If $V$ is a vector space with a basis. $W\subseteq V$ has to have a basis too? Suppose $V$ is a vector space, we say that $\mathcal B$ is a basis for $V$ if:


*

*Every $v\in V$ can be written as a linear combination of elements of $\mathcal B$;

*If $\sum\alpha_i b_i = 0$, where $\alpha_i$ are scalars and $b_i\in\mathcal B$, then $\alpha_i=0$ for all $i$.
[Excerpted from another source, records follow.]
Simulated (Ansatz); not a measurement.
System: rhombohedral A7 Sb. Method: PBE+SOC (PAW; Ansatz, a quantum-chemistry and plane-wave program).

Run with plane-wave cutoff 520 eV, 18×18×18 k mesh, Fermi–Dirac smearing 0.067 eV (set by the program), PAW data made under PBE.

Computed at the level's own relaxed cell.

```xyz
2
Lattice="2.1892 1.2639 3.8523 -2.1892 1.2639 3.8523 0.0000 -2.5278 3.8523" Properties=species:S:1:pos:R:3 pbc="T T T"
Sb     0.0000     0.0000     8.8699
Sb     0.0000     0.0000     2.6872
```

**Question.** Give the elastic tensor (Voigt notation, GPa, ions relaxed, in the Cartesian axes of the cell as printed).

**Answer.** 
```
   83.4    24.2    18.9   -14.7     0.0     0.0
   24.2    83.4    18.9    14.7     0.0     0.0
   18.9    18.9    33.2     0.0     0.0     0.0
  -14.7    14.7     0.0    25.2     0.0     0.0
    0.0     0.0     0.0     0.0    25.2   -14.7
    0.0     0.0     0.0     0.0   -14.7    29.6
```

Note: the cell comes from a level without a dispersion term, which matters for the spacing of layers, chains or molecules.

Assuming the axiom of choice, every vector space has a basis. In particular, every subspace have a basis.
However assuming the axiom of choice does not hold, there are spaces without a basis. Of course that if $V$ is a vector space without a basis it may have a subspace which has a basis, e.g. a span of a single vector.
It is simple to have a vector space which has a non-$\aleph$ basis as well, since in the absence of choice there are sets whose cardinals are not $\aleph$ numbers, let $A$ be such set and consider the functions from $A$ into $\mathbb F$ with finite support. That is:
$$V=\left\lbrace f\colon A\to\mathbb F\ \colon\ |A\setminus f^{-1}(0)|<\aleph_0\right\rbrace$$
Addition and multiplication by scalar defined pointwise make it pretty clear how this is a vector space over $\mathbb F$. Every such function can be defined as a linear combination of $\delta$ functions, that is functions which are $1$ at a single point only.
It is also pretty clear that $a\mapsto\delta_a$ is a bijection between $A$ and this basis, therefore we have a basis which is not well-orderable.
Question: $(\lnot AC)$ Suppose $V$ is a vector space, and $\mathcal B$ is a basis of $V$. Is it true that every subspace of $V$ has a basis? Or can we find a counterexample, namely a vector space spanned by a basis with a subspace which has no basis?
Does this depend on the definition of basis above?
 A: The answer is no, I think.  Here is a proof sketch.  (An unclear point in a previous version has now been removed, by slightly modifying the construction of the sequence.) 
Let $(S_n)_{n\in\omega}$ be a family of ``pairs of socks''; that is, each $S_n$ has 2 elements, the $S_n$ are disjoint, but there is no set which meets infinitely many $S_n$ in exactly one point.    Let $S$ be the union of the $S_n$.
Let $V$ be a vector space with basis $S$ over the 3-element field. For each $v\in V$, each $s\in S$ let $c_s(v)$ be the $s$-coordinate of $v$.   (In your notation: $v(s)$.)
Consider the subspace $W$ of all vectors $w$ with the following property:  For all $n$, if $S_n = \{a,b\}$, then $c_a(w)+c_b(w)=0$. The set of all $n$ such that for both/any $a\in S_n$ we have $c_a(w) \neq0$ will be called the domain of $w$.  Clearly, each domain is finite, and for each finite subset of $\omega$ of size $k$ there are $2^k$ vectors $w\in W$ with this domain. 
[Revised version from here on.]
I will show 


*

*From any basis $C$ of $W$ we can define a 1-1 sequence of elements of $W$.

*From any 1-1 sequence of elements of $W$ we can define a 1-1 sequence of elements of $S$. 
Together, this will show that there is no basis, as $S$ contains no countably infinite set. 


For each set $D$ which appears as the domain of a basis vector, let $x_D$ be the sum of all basis vectors with this domain.   So $x_D \neq 0$, and  for $D\neq D'$ we get $x_D\neq x_{D'}$. 
From a well-order of the finite subsets of $\omega$ we thus obtain a well-ordered sequence of nonzero vectors. Since there must be infinitely many basis vectors, and only finitely many can share the same set $D$, we have obtained an infinite sequence of vectors in $W$. 
We are now given an infinite sequence $(w_n)$ of distinct vectors of $W$.  The union of their domains cannot be finite, so we may wlog assume that the sequence  $k_n:= \max(dom(w_n))$ is strictly increasing. (Thin out, if necessary.)
Now let $a_n$ be the element of $S_{k_n}$ be such that $c_{a_n}(w_n)=1$. Then the set of those $a_n$ meets infinitely many of the $S_k$ in a singleton.